Only two weeks after the federal government blocked a takeover of struggling Nunavut gold miner TMAC Resources by China's Shandong Gold Mining, TMAC has found itself in the arms of a Canadian white knight – Agnico Eagle Mines.
On Jan. 5, Agnico announced a friendly bid for TMAC of $2.20 per share – 45¢ per share higher than the $1.75 per share Shandong had offered. The offer represents a 66% premium to TMAC's 20-day, volume-weighted share price as of Jan. 4.

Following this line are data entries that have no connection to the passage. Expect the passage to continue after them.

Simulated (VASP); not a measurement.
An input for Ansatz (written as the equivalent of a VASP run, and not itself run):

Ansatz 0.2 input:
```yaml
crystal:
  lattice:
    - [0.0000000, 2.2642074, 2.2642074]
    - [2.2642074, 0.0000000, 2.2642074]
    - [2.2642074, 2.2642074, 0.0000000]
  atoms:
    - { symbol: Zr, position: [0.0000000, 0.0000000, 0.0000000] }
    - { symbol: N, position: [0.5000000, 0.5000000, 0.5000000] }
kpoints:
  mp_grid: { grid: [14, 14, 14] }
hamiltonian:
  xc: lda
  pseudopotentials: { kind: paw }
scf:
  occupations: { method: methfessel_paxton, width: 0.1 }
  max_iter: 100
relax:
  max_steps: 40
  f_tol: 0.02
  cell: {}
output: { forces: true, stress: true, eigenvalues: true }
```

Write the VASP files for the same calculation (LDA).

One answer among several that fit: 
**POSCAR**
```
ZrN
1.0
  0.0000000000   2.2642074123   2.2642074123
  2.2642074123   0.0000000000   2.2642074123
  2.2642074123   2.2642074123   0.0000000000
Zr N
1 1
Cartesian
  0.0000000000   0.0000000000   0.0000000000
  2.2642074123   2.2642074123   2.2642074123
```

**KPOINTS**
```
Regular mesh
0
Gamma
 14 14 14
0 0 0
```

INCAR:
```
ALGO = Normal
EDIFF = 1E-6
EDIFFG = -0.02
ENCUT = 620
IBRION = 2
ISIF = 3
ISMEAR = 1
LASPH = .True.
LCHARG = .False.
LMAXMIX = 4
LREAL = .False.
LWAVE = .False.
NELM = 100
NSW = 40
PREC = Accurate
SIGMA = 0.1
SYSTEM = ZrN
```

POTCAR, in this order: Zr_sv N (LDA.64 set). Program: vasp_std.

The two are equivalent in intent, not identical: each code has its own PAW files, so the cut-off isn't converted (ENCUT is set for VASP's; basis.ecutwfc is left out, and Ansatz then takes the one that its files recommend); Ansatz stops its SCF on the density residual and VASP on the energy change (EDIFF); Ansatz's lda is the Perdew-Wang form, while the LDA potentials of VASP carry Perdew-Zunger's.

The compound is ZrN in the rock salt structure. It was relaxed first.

As part of the deal, the gold major will also retire TMAC's outstanding debt and deferred interest and fees. TMAC's single producing asset is Hope Bay, in northern Nunavut, 125 km southwest of Cambridge Bay. The operation has underperformed since first gold was poured in 2017, requiring TMAC to make investments to improve the mill and increase its capacity to 2,000 t/d from 1,000 t/d.
The deal would put the asset in the hands of an experienced miner who already has a large presence in Nunavut. Agnico currently operates the Meadowbank complex and the Meliadine mine in the territory.
"We are very pleased to have the opportunity to bring our extensive northern operational and community experience to the Hope Bay mine and the Kitikmeot Region of Nunavut,” said Agnico CEO Sean Boyd in a release. “Together with the TMAC team and our Nunavut partners, we look forward to advancing exploration and expansion initiatives to realize the full potential of the mine and its large unexplored land package."
In a release, TMAC president and CEO Jason Neal noted the acquisition by Agnico was a positive outcome for all stakeholders.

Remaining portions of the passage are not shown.